AI cannot behave responsibly. Only natural persons can. I have previously written about this:
In a vital sense, humans have a “moat” about them, with respect to human society, that no AI can cross. AI can pretend to be a part of society, it can interact with human society, but it cannot actually be a part of society. In the world of business, this matters. Here’s how it matters: Those of you who’ve read my self-education book Secrets of a Buccaneer-Scholar are aware that I dropped out of high school at 16 and became a video game programmer. But my employer had a problem: a 16 year-old cannot enter into a binding contract. The solution was for me to become an “emancipated minor” in the state of California. That legal status allowed me to fully participate in the economic side of society, because I could be held responsible for a breach of contract. There is no such legal status for an AI tool.
Whatever services define a business, there is a necessary web of responsibilities required to make those services safe and reliable. In exactly the same way that removing the rule of law would destroy the conditions needed for a robust economy, disclaiming all responsibility also makes business impossible. Now that AI is widespread, we must be crystal clear about this.
To this end, I have created a new set piece reference document. It’s a concise description of the logic behind responsible work and specifically how that relates to the use of AI. You can download the nice version of it here, with footnotes.
Here is the text:
Principles of Responsible Work
by James Bach, Jon Bach, and Michael Bolton
- Every non-trivial business comprises some set of services that enable it to function. Examples include sales, accounting, R&D, customer support, etc. These services must be sufficiently reliable or else the business will collapse.
- Every service entails the risk of failure. When failures occur, the business must be able to recognize them and recover. In regulated industries, risk management may be subject to specific process mandates.
- A “responsible person” is a natural person in a business who is reasonably competent, prepared, and accountable for some service that sustains or defines that business. No matter what tools or processes are used within a business, someone must be responsible for them. To bear responsibility, a person must have sufficient capacity. For instance, neither a child nor a tool (such as AI) has the capacity (either legally or socially) to bear responsibility. Even adult humans may lack capacity, such as when an airline pilot has had insufficient sleep or is under the influence of drugs.
- A “responsible service” is one that is performed in good faith by a responsible person. This may include interpreting and following procedures, improving skills, anticipating problems, and reporting to relevant authorities or clients, both inside and outside the business.
- Responsible services may incorporate any manner of tool, as long as the person performing that service can operate the tool safely and legally. The effort and skill required to operate a tool safely increases with the complexity of the tool, the obscurity of its output, the amount of output produced per unit of time, and the baseline reliability of the tool when performing that task.

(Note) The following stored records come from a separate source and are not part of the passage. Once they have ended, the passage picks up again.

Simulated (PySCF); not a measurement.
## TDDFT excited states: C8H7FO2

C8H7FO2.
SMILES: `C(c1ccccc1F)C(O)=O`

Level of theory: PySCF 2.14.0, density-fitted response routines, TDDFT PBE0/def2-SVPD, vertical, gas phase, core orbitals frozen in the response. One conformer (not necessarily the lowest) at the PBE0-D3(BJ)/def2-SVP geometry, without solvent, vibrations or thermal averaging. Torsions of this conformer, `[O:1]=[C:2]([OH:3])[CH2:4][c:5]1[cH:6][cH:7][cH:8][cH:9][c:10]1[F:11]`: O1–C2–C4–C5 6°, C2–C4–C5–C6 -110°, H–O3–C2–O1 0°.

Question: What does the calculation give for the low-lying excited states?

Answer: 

- Responsibility can be taken, shared, declined, or delegated, as long as there is a clear and reasonable protocol for doing so. In the absence of such a protocol, the business is vulnerable to accusations of negligence. This is a principal topic of common law and the law of contracts, although specific laws and regulations may constrain how a business can distribute responsibility.
- Therefore, to avoid inefficiency, poor quality, and legal trouble, businesses must develop and maintain clear lines of responsibility, assure competence and readiness among responsible persons, put reliable tools in place, and maintain appropriate oversight of any delegated responsibility.
Responsible Operation of AI
- AI cannot bear responsibility. AI is not a responsible person, and it would be meaningless to speak of a tool that operates in “good faith.” Therefore, it cannot provide a responsible service, nor can responsibility be delegated to it.
- An “AI agent” is always a tool operated by a natural person, irrespective of whether the person is monitoring it in real-time.
- Thus, the operator of an AI agent always bears responsibility for its work.
- The responsible operator cannot merely prompt and pray; they must assure adequate quality of the work.
Therefore, the operator must…
- be sufficiently skilled in the use of the AI tool.
- be sufficiently prepared to operate the tool in that context.
- be sufficiently alert to risks, anomalies, or defects that may occur in the work.
- feel empowered (and actually have the power) to reject or remediate any work done by AI. Otherwise, the operator becomes a scapegoat, a “moral crumple zone.”
- avoid cognitive overload, excessive cognitive debt, and cognitive surrender.